EDMONTON - The Edmonton Oilers' season looked to be spiraling south in a hurry, but a strong conclusion to their recent road trip suggests otherwise -- especially with the team's captain back on the ice and finding a rhythm.

The Detroit Red Wings, meanwhile, are still trying to stop their own skid as they visit the Oilers on Friday night in hopes of continuing their recent dominance in this series.

Edmonton (10-11-5) went 4-8-3 while Shawn Horcoff missed 15 games with a broken knuckle. Starting a franchise-record nine-game road trip without Horcoff didn't help, and the Oilers lost five straight in the middle of that trek.

Horcoff returned for the final two games of the trip and scored a goal in each to help his club to back-to-back wins -- including one at NHL-leading Chicago on Sunday. Wearing extra reinforcement in his glove to protect his hand, Horcoff has twice as many goals in the last two games as he had in seven contests before the injury.

Edmonton scored four times on eight power-play chances in the two games after going without a power-play goal during the five-game skid.

"If we don't win these two, if not close, we're really close to having it be something miraculous to make the playoffs," Horcoff said. "In a lot of ways, we can look back at this at the end of the year and hopefully say, 'That was pivotal for us.'"

The Oilers, trying to reach the postseason for the first time since 2006, still surrender more shots on goal per game -- 33.9 -- than any other team, but Devan Dubnyk's mostly sturdy play in net has allowed them to withstand it. Dubnyk posted his fifth career shutout in Tuesday's 4-0 win at Colorado, stopping 35 shots to improve his save percentage to .919.

More importantly, he felt OK after leaving the previous game with a neck injury following a collision.

"It was good," Dubnyk said. "On quick plays, jerking around, it would grab a bit. But nothing I would even think about for a second."

Dubnyk is 2-1-1 with a 2.37 goals-against average in four career starts against Detroit, but the Red Wings are 10-0-1 in their last 11 versus Edmonton, winning the first two matchups this season -- both at home -- by a combined 5-1 score.

Detroit has taken at least one point from 40 of the last 42 regular-season games in this series dating back to 2001.

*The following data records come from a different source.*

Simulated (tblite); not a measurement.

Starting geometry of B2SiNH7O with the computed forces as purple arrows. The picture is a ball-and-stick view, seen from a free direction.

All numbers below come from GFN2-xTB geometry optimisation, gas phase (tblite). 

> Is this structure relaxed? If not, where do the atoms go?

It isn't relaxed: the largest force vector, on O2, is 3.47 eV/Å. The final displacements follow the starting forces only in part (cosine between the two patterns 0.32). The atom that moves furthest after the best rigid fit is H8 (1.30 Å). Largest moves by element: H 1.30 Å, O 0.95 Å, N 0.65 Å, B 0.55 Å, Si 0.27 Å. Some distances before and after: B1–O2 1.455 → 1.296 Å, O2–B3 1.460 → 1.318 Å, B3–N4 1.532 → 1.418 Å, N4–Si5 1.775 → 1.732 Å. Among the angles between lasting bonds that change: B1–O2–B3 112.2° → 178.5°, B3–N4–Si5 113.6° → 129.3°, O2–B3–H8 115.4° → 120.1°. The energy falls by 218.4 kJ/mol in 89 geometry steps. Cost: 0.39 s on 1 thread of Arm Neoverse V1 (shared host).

The Red Wings (12-10-5) have lost three straight overall, though, and they continue to struggle badly on the road, going 1-4-1 in their last six. Detroit has committed 27 giveaways in its last two games, and the sloppiness was costly again as a turnover led to a crucial goal in a 5-2 loss at Calgary on Wednesday.

"We can't just keep giving the puck away, it doesn't work like that," defenseman Niklas Kronwall said. "If we want to get into the playoffs, we have to start fixing this right now, and it's up to all of us in here."

Detroit did snap a season-long road slump on the power play. The unit had gone without a goal in its first 37 chances away from home in 2013 before Valtteri Filppula's second-period score Wednesday.

It was Filppula's first game back after missing seven with a sprained left shoulder.

"Hopefully our power play starts to play better and we can take that advantage to the next game," he told the team's official website.